Joel McHale plays host to FOX’s ‘Crime Scene Kitchen’

Rick's Reviews

Joel McHale (right) keeps the action moving on the new FOX series “Crime Scene Kitchen.” (Photo courtesy of FOX)

Joel McHale’s latest series, “Crime Scene Kitchen,” combines the culinary ingredients that make cooking shows so popular with the whodunit parts of the recipe for “CSI.” What’s being served up by FOX – starting at 9 p.m. May 26 – is a show where bakers must determine what type of dessert was made based on a few crumbs, flour trails and some elusive clues. 

Contestants must then recreate the recipe for celebrity judges Curtis Stone and Yolanda Gampp who determine which player has come closest to recreating the scene of the cooking crime. Some get very close while others aren’t even in the same restaurant.

The team of two chefs who come closest to duplicating the dessert will take home the $100,000 prize.

McHale says, “There’s not many clues. You’re going to be blown away by how close people get to guessing what they find.  And then, you’ll be blown away by some of the absolute wrong turns that people take.

“You’ll also see that these bakers, some of them are very well trained; they have formal training, and then, some of them are self‑taught.  And you will be so surprised at how far the self‑taughts get and how not that far some of the trained ones get.”

McHale, who is best known for starring on the comedy “Community,” comes to the new completion series with plenty of experience. He knows how to keep a game show rolling after hosting “Card Sharks.” When it comes to culinary skills, McHale jokes he was able to help the celebrity judges with their cooking skills during the taping of the shows.

“But serious, I do cook a lot.  I cook a lot of meat and a lot of fish, but the world of baking is so complicated and incredible.  It’s, like, magic. It’s like science.  And to watch and listen to Yolanda and Curtis talk about this stuff, the precision is out of this world,” McHale says. “I was so thrilled to see it all happening before my eyes.

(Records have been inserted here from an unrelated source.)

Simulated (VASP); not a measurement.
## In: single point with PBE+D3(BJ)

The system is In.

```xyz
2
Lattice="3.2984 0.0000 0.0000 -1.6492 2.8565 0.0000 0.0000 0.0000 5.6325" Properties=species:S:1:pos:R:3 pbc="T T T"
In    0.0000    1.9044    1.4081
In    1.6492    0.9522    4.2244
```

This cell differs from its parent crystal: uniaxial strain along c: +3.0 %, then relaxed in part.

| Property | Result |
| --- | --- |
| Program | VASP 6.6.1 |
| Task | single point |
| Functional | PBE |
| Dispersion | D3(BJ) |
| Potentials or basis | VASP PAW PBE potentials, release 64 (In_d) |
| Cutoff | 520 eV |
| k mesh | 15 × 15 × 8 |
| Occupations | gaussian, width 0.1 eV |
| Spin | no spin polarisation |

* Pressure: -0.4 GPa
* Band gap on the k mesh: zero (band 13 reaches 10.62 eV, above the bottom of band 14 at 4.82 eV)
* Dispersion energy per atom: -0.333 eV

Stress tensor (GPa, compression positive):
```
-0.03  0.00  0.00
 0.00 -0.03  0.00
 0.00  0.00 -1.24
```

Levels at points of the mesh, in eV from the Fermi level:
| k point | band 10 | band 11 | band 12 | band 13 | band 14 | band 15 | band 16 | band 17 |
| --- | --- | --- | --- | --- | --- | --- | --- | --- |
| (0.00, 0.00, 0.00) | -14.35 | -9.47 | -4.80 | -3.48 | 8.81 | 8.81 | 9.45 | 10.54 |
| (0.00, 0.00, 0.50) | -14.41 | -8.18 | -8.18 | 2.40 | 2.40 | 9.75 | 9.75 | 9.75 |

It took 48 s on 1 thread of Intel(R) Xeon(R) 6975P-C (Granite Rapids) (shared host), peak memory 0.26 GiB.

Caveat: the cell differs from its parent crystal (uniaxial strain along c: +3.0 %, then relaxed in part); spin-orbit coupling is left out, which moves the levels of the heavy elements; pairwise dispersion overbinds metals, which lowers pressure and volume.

“A lot of why I’m there is to tell jokes, and to comment and, kind of, be an every‑man as I try these cakes and desserts that are, for the most part, wonderful.”

The show has the contestants trying to recreate desserts. The decision was made to go that direction instead of having them try to determine a main course or appetizer because desserts are very specific. Executive producer Conrad Green explains that if you are making a dish like an apple pie, the clues can lead to a definite correct answer, as opposed to a lot of more savory dishes where everything’s a bit more ambiguous.

Green adds, “And also, desserts are just delicious.  Everyone likes desserts, and they look great.  And you can really see when things go wrong with a dessert in a way you, sometimes, can’t with other dishes”

When asked if he had attempted any of the dishes he saw being made during the filming of the episodes, McHale was quick to say, “(expletive deleted) no.!”

One reason McHale has not had too many opportunities to work on his cooking skills is that he is very busy with his job as an actor, comedian and television host. Along with “Crime Scene Kitchen” and “Card Sharks,” McHale also co-hosts the podcast “The Darkest Timeline,” alongside his fellow “Community” co-star, Ken Jeong.

Along with “Community,” McHale’s acting jobs have included  “Happily,” “Becky,” “Stargirl,” “Twilight Zone”; and voicing “Johnny Cage” in “Mortal Kombats Legends: Scorpion’s Revenge.”

It was his work on “The Soup” that brought McHale his first real attention.  He wrapped the 12th and final season of “The Soup” in 2015.

Whether he’s taking on a character or asking as the host for a group of contestants trying to piece together a dessert, McHale loves the work.

“When I started off on ‘The Soup,’ I’ve really enjoyed that format.  And then, when I got to do ‘Community,’ you know, it was these dreams come true.  Sure, I never saw my family, but I like doing standup and acting, and then, yelling at bakers,” McHale says. “It’s fun.  I’ve never really chosen.

“I really like it all, and I’m glad people like Dwayne Johnson and Ellen DeGeneres and Jamie Foxx kind of blew the lid off of the thing that said an actor couldn’t host a game show, and vice versa.”

The fact McHale keeps working as an actor eventually leads to the question of whether there’s a chance a “Community” movie could be made. McHale would have said a year ago there was no chance. But, he’s now convinced the odds are much higher of such a project.

McHale has plenty to keep him busy no matter whether there is more community or not. The first episode of “Crime Scene Kitchen” will be broadcast following the season finale of “The Masked Singer” that’s scheduled to air at 8 p.m. May 26 on FOX.